LPPFusion’s testing of switch designs has ended successfully this month with the achievement of a switch configuration that cures the problems we have encountered since 2019. The tests showed that we have eliminated random pre-fires, surface flashovers, late and non-synchronous firing, excessive soot production, excessive current oscillations and the notorious negative voltage pulse. The switch pair has demonstrated repeatable synchronous firing with 5 ns (billionths of a second.) While we were not able to meet our initial goal of 32 synchronous shots in a row, we’re convinced that is due to limitation of the test set-up, not of the switches. This success will lead to a resumption of firing in January of our FF-2B experimental fusion energy device.

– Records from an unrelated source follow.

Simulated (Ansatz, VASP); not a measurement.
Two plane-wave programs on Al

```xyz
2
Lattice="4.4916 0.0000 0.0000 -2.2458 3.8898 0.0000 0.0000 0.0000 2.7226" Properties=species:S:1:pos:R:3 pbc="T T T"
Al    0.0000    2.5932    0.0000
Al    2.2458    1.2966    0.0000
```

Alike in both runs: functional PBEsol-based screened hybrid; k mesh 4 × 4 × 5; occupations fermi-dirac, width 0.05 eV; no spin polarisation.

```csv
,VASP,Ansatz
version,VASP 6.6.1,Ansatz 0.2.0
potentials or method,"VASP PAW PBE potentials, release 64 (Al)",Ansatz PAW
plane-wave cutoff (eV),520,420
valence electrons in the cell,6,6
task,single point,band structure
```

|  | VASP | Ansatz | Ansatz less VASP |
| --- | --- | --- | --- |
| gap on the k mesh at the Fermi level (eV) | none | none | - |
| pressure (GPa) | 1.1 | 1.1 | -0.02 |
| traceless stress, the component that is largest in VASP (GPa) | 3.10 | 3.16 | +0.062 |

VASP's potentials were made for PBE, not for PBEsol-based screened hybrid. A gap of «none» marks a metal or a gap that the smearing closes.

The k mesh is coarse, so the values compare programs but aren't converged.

In November, we demonstrated that the new dual switches could pass a greater current than the single switches. However, the greater current turned out to be too much for our spare test capacitor, which failed. Fortunately, we were able to locate a smaller, used but suitable capacitor within days and got back to testing after only a few weeks down. We upgraded our test bed to include coils of wire acting as a resistor. These coils limit the current and harmlessly dissipate energy (see Fig.1). We also attached old plasma focus electrodes into the circuit and pumped the vacuum chamber down to better simulate the actual firing conditions of the FF-2B device.
Our first week of firing with the upgraded testbed started tensely as we were plagued with loose connections and similar gremlins. But the coils functioned exactly as calculated to reduce the currents to safe levels for the capacitor. We were able to systematically test various combinations of design configurations suggested by Research Scientist Dr. Syed Hassan and Chief Scientist Eric Lerner.
On December 13th, we achieved success, with one configuration yielding 8 shots in a row with the switches firing with an average difference of only 5 ns, well within our goal of 10 ns. Examination of the switch interiors confirmed that the surface breakdowns that had plagued earlier switch designs, and the random pre-firing and soot production that they caused had disappeared. The cracking of the outer Lexan insulator which we had seen on earlier designs had also disappeared. There was also strong evidence that current oscillations were smaller than previously. However, oscillations are a product of the interaction of the switches and the entire device circuit, so we can’t be sure they have been reduced far enough for good functioning until we go back to firing FF-2B.
Figure 1. The upgrade testbed includes cable coils (red circles of wire) to limit current to safe levels for the new capacitor (barely visible under the switches in the foreground). The switches are the thick disks underneath the plastic housings of the trigger heads. The vacuum chamber is the golden-colored cylinder in the background.
We were at first concerned that we encountered some shots when only one of the pair of switches fired, after the initial good run of 8 shots. But we concluded that this was due to the non-optimized functioning of the external circuit and the lower level of current in the new set-up. When the current and voltage rose fast enough, both switches maintained the current throughout the pulse. However, when the current fell, due to variability in the external circuit, the current flickered out in one switch. We don’t see this being a problem when the switches are installed on FF-2B, as in that case a much faster rise in current and voltage always occurs. The situation is similar to that of a garden hose: at low pressure the stream will wiggle back and forth but at high pressure, it will be steady.
Based on the tests and the new switch configuration we have ordered parts for the full 16 switches to go on FF-2B. While waiting for the parts, we intend to carry out some control shots using the old single switches. We expect these tests in January and February will lead to advances in FF-2B’s performance and fusion yield, kicking 2023 off to a good start.